Happy Git with R

Happy Git with R
Author

Kelly Nascimento Thompson

Published

February 2, 2023

Prompt:

git and Github are tools for helping with versioning of files in collaborative efforts as well as archiving entries for your future self. Unfortunately working with git isn’t always completely straightforward. Jenny Bryan’s book “Happy git and github with R” helps with that. The book is available from http://happygitwithr.com/. Have a look over the index and pick one of the chapters for a more in-depth read.

Write a blog post answering the following questions:

  1. Write a short (100-150 words) summary of the chapter you read in-depth.

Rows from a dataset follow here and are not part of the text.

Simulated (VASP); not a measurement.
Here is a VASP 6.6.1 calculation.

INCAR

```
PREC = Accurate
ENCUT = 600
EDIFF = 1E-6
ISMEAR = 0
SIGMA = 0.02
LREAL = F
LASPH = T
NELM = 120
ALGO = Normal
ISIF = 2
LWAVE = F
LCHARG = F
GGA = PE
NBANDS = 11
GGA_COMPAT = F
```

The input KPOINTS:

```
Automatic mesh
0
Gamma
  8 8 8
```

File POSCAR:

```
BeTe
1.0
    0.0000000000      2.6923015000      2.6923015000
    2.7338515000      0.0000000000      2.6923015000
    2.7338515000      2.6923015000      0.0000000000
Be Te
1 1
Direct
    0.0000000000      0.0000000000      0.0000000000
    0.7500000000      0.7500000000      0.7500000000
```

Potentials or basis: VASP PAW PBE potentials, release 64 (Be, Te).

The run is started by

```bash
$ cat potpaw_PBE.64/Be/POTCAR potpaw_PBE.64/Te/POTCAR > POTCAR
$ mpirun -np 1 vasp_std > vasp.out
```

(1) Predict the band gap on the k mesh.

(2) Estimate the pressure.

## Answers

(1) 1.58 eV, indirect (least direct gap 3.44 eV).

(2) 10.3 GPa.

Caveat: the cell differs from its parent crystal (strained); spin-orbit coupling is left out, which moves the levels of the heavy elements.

Chapter 20 (“Repo, commit, diff, tag”) Git is a version control framework aiming to help developers who collaborate on big software projects. Repo or repositories are set of files that Git manages as they evolve. For new or existing projects, RStudio users are recommended to dedicate a local directory for it, create an RStudio project, and create a Git repository. By doing so, these applications will leave notes for themselves in hidden files or directories. When saving files, a commit is made, taking a snapshot of all files in the project instead of saving individual files. Diff is the set of differences between two file commits. One common practice in Git projects is writing a commit message each time a commit is made. These messages help colleagues understand recent changes made in the project. A tag is a name that represents the version of the project or references the last commit made.

  1. Looking back at all of the team projects you have been involved in, describe the biggest mishap you had. Could that have been avoided using git? How?.

My research involves modeling soil erosion at the STRIPS sites (https://www.nrem.iastate.edu/research/STRIPS/). I get rainfall, runoff, and sediment field data for ground truth validation purposes from another research group. These daily measurements from 2016 to 2022 are saved in Excel files created from R scripts. The data includes column names such as “treatment, site, date, rainfall, and runoff.” When I filtered the data, I noticed the rainfall data was included under the treatment column, and they are not supposed to be there. I contacted the collaborator who handled the data and asked the reasoning behind it; he explained it was for graphing purposes, saying that he would add an updated file to the Cybox folder removing the rainfall data from the treatment column. Git could avoid this issue because we would have access to the scripts that generate such files, and I would not have to go to Cybox to download a new version of the field data. Thus, it is important to work in a version control system in a case like this, where files are updated every year.

  1. Give an example of one new git feature that you learned about from Jenny Bryan’s book..

I followed the steps on Chapter 11 - “Connect to GitHub”. I created a new repository on github.com and cloned the repo to my local computer using the Git Bash shell. Following the book instructions I was able to change my working directory, list its files, and display the README file. I also installed GitHub Desktop and cloned repos from github.com. I tested by cloning Blog 1 to my computer.